There is a flood of global capital vying for opportunities to invest in zero-emissions infrastructure assets, driven in part by the rise of sustainable finance and environmental, social and governance (ESG) investing.
“India [with its installed renewable capacity target of ‘450 GW by 2030’] presents attractive prospects for these investors to deploy capital and gain exposure to the country’s growing renewable energy sector,” says Srivastava, “while also helping developers to secure low-cost capital from optimum sources.”
Srivastava says Indian companies should continue to leverage the breadth of funding avenues for capacity expansion on the most advantageous financing terms.
Green/sustainability bonds let developers secure long-term capital at competitive rates from a diverse set of investors. Developers could also monetize operational cash-generating assets through infrastructure investment trusts.
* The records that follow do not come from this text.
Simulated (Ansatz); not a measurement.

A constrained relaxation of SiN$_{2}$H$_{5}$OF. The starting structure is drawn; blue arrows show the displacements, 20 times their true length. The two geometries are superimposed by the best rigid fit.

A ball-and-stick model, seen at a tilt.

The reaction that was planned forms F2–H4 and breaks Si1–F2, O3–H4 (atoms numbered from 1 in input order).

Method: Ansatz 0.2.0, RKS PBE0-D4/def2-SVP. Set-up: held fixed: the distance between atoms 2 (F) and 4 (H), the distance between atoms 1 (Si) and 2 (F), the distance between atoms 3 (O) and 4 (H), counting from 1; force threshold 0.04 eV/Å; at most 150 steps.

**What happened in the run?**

Joint ventures with oil and gas majors diversifying into zero emissions, and loans from offshore lenders committed to supporting renewable energy projects globally, and loans from multilateral development banks such as the World Bank, the International Finance Corporation (IFC), the Asian Development Bank (ADB), Germany’s KfW and Japan International Cooperation Agency (JICA) are the other options available to them.
However, to secure the global capital for RE projects, companies will need to adopt green/sustainability bond frameworks, enhance credit ratings of projects, adopt globally recognized ESG frameworks and principles, ringfence renewable assets, and create a robust investor outreach program, the report says.
For conventional utilities such as NTPC and Tata Power, this will mean delivering on commitments not to build new coal plants beyond current pipelines. AGEL will need to convince its parent Adani Group that aligning with the Paris Agreement is a prerequisite to accessing the widening pool of global investors eager to deploy capital into India’s energy transition, the report concludes.